Wisconsin could be at risk of losing $217 million in budget authority for transportation next year under a provision passed in a 2015 federal highway funding bill.
According to data released by the Federal Highway Administration in early November, Wisconsin is faced with the loss of $217 million in contract authority under a rescission that’s scheduled to take effect on July 1. Section 1438 of the 2015 Fixing America’s Surface Transportation (FAST) Act included a mandated rescission of $7.6 billion for all states.
Wisconsin could effectively be dealt a reduction equivalent to about a quarter of the $890 million it expects to receive in federal highway money in next year’s budget. The rescission comes after state lawmakers approved a biennial budget earlier this year that puts $484 million more into roads.
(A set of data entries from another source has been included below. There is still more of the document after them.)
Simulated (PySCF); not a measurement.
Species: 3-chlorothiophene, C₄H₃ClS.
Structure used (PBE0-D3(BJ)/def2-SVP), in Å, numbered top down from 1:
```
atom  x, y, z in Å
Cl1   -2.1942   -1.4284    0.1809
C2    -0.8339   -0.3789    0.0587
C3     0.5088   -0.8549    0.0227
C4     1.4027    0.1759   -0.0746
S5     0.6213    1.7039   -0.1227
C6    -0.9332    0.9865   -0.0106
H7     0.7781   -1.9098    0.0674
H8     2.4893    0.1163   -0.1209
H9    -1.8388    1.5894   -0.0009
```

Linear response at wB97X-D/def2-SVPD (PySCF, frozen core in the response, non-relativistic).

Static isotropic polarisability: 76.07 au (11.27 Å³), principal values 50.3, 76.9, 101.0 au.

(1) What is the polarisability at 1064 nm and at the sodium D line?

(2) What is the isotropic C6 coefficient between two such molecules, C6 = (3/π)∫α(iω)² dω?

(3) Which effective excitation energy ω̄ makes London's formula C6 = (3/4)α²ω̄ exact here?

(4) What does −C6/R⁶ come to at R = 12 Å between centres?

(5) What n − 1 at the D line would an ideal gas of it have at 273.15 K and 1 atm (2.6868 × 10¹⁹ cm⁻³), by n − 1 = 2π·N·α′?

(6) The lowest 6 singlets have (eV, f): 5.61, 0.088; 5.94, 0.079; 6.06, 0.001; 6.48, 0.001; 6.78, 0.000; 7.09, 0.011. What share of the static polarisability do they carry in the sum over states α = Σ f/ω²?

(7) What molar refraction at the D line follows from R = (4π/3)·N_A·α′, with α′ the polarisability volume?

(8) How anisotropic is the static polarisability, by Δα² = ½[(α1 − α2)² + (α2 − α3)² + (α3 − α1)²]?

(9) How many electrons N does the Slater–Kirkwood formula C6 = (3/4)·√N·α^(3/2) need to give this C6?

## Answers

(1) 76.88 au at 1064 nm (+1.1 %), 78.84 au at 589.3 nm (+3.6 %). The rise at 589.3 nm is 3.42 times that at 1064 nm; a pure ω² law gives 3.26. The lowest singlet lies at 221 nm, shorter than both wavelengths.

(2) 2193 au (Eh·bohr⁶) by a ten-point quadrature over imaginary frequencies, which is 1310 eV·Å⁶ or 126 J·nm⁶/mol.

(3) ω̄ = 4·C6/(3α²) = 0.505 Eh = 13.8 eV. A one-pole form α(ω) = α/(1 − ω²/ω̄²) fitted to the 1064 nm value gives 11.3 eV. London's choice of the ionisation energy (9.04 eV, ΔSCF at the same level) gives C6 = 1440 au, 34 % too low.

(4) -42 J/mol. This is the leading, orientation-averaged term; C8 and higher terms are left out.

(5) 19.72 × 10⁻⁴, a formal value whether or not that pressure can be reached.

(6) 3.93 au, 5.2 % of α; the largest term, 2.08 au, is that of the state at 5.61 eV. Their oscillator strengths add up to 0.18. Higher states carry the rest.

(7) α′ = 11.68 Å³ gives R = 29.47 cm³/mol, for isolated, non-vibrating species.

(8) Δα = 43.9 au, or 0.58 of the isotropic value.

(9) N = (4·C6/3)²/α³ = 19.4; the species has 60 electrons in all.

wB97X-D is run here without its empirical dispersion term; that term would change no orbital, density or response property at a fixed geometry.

A Wisconsin Department of Transportation spokeswoman said the agency is still trying to determine the effect the rescission will have on next year’s transportation budget. The provision will affect contract authority, not actual “spendable funding,” the spokeswoman noted.
“The department is working with (the Federal Highway Administration) to determine the impacts, which we believe will be less than reported,” according to WisDOT. “We also have been in working with our congressional delegation in an effort to repeal this legislation.”
Wisconsin faces the 11th highest rescission nationally. Of all states, Texas has the most money at risk, with$960 million subject to rescission. Illinois, meanwhile, is faced with the fourth-highest loss, one of $452 million. In states such as South Dakota and Nebraska, however, the rescission isn’t expected to top $8 million. Wisconsin’s rescission is being calculated by taking into account its obligated balances as of Sept. 30, according to the Federal Highway Administration. Some federally supported programs, such as those that promote safety, are exempt.
A remedy could be difficult to come by. A bipartisan bill authored by Sen. John Barrasso, R-Wyoming, has so far failed to gain traction. Industry groups and states, however, are urging lawmakers to stop the rescission. A letter from the American Association of State Highway and Transportation Officials warns that if the federal rescission goes forward, it could “virtually wipe out” states’ remaining budget authority for core highway programs.
“It is especially critical to repeal this provision in calendar year 2019 because in the worst-case scenario, states may be forced to deobligate existing projects in order to provide the necessary amount of contract authority to be rescinded,” according to the letter, signed by ASHTO Executive Director Jim Tymon. “If this happens next spring or summer at the peak of the construction season, the impact will be especially devastating.”
Debby Jackson, executive director of the Wisconsin Transportation Development Association, said the state’s risk of losing contract authority comes after a years-long fight over transportation spending in Wisconsin and could cause significant troubles if it takes effect.
“A lot of people worked hard during the last state budget to get more money into the transportation fund to slow the decline of our transportation infrastructure,” she said. “If this rescission of federal contract authority were to happen, it would be a step in the wrong direction.”